Again, a very nice factual discussion.

How will Microsoft respond when the government shows, either through internal e-mail, expert testimony, or through whatever evidence they may have, that, in fact, Microsoft's proffered technical justifications for pressuring Intel on NSP are not plausible at all, but are merely a pretext for product integration decisions intended in reality to suppress competition?

These types of issues, plausibility of proffered justifications for certain decisions, pretext, and whether a given decision was in fact motivated by illegally discriminatory animus come up all the time in employment discrimination, Title VII and Section 1983 cases.

I am not suggesting that the court will import the McDonnell-Douglas v. Burdine test wholesale into antitrust law, or even that it would make sense to do so. I'm just saying that it may be an analogy that might throw some light on the problem and is worth exploring.



To: Dabbler who wrote (21355)11/11/1998 3:31:00 AM
From: Bearded One  Respond to of 24154
 
Thanks for your input into this. I figured that at some level NSP would have to be integrated into Windows, and that Intel would make it so that the NSP would have priority over everything else in the system.

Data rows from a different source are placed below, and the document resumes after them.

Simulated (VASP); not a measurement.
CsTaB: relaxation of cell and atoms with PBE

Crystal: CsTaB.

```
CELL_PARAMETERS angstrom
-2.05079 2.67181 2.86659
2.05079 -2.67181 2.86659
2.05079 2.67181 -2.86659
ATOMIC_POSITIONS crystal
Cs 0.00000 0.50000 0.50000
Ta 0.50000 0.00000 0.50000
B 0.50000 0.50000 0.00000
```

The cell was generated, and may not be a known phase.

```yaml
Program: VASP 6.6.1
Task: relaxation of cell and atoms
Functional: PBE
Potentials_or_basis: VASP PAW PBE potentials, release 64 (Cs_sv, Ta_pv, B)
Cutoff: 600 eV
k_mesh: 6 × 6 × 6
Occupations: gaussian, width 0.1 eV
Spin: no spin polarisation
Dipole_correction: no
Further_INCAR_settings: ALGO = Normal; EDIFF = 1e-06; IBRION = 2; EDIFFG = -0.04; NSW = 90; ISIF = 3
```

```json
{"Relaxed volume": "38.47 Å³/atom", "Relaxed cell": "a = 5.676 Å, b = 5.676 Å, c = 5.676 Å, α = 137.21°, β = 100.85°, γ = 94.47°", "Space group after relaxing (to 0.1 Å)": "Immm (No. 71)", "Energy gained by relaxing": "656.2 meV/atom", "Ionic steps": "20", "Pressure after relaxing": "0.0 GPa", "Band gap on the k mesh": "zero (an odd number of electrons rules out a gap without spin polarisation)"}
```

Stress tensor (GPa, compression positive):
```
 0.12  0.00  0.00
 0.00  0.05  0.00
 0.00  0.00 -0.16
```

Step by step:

There are two points to the testimony, and Microsoft's arguments adress one. That Microsoft didn't want Intel to create software that caused problems for Windows is indeed an alternative motivation than the suggested motivation that Microsoft didn't want Intel to have their own software platform. There is corroborating evidence for both arguments. The other point is that Microsoft had the power to stop a major software project by a huge powerful company. That comes through loud and clear, whatever Microsoft's motivations.